- 1 Introduction
- 2 Usage
- 3 Running the Simulation
- 4 Usage Examples
NPS (New Paparazzi Simulator) is a more advanced simulator with sensor models and can use different FDM backends. By default JSBSim is used as FDM (FlightDynamicModel) backend, this allow fairly complex airframes. JSBSim can be replaced by the FDM of your choice, e.g. YASim or a interconnection with MATLAB simulink
NPS is capable of simulating rotorcraft and fixedwing airframes, with the possibility to add more complex aircrafts/hybrids if a proper model is built using one of the FDM backends.

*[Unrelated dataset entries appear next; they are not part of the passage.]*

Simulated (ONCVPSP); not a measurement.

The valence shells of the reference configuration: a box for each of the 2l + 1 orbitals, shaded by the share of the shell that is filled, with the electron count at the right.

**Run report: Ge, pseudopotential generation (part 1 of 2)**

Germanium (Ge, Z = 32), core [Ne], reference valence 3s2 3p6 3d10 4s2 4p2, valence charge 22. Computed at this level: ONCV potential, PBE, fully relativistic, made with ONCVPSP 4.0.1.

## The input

Add the nps target to your airframe with the fdm you want to use:
<firmware name="rotorcraft or fixedwing"> <target name="nps" board="pc"> <subsystem name="fdm" type="jsbsim"/> </target> ... </firmware>
then depending on the aircraft you want to simulate add a NPS simulator section which defines the model, actuators and sensor parameters used:
E.g for a simple quadrotor:
<section name="SIMULATOR" prefix="NPS_"> <define name="ACTUATOR_NAMES" value="front_motor, right_motor, back_motor, left_motor" type="string"/> <define name="JSBSIM_MODEL" value="simple_quad" type="string"/> <define name="SENSORS_PARAMS" value="nps_sensors_params_default.h" type="string"/> </section>
You can also take a look at the example airframe conf/airframes/examples/quadrotor_lisa_m_2_pwm_spektrum.xml or use it for your first tests.
E.g for a fixedwing like a Bixler,Easystar, etc:
<section name="SIMULATOR" prefix="NPS_"> <define name="JSBSIM_LAUNCHSPEED" value="15"/> <define name="JSBSIM_MODEL" value="easystar" type="string"/> <define name="SENSORS_PARAMS" value="nps_sensors_params_default.h" type="string"/> </section>
- NPS_ACTUATOR_NAMES: mapping of the motors defined in the MOTOR_MIXING section to the actuators in the JSBSim model (the order is important, also make sure that your motors in JSBSim spin in the same direction as your real ones)
- NPS_SENSORS_PARAMS: the parameter file for the sensor simulation (noise/delay) under conf/simulator/nps/ (e.g. nps_sensors_params_default.h)
- NPS_JSBSIM_MODEL: name of the JSBSim model in conf/simulator/jsbsim/aircraft/ (e.g. simple_quad), if not defined it defaults to AIRCRAFT_NAME
- NPS_JSBSIM_INIT: the xml file containing the initial conditions (location, attitude, wind) for JSBSim in conf/simulator/jsbsim/aircraft/ (e.g. reset00)
This define is optional and if not specified the initial position of the aircraft will be set to the flight plan location. Prior to v5.1 this was called INITIAL_CONDITITONS.
- NPS_JSBSIM_LAUNCHSPEED: if defined this sets an initial launchspeed in m/s for fixedwings, available since v5.1.0_testing-54-g2ac094f
- NPS_JS_*: Joystick mappings, see 
Then build the nps target...
Running the Simulation
The most convenient way to start the simulation is via the Simulation session from the Paparazzi Center. Just select e.g. the Quad_LisaM_2 example airframe and start the Simulation session with the simulator, GCS and server.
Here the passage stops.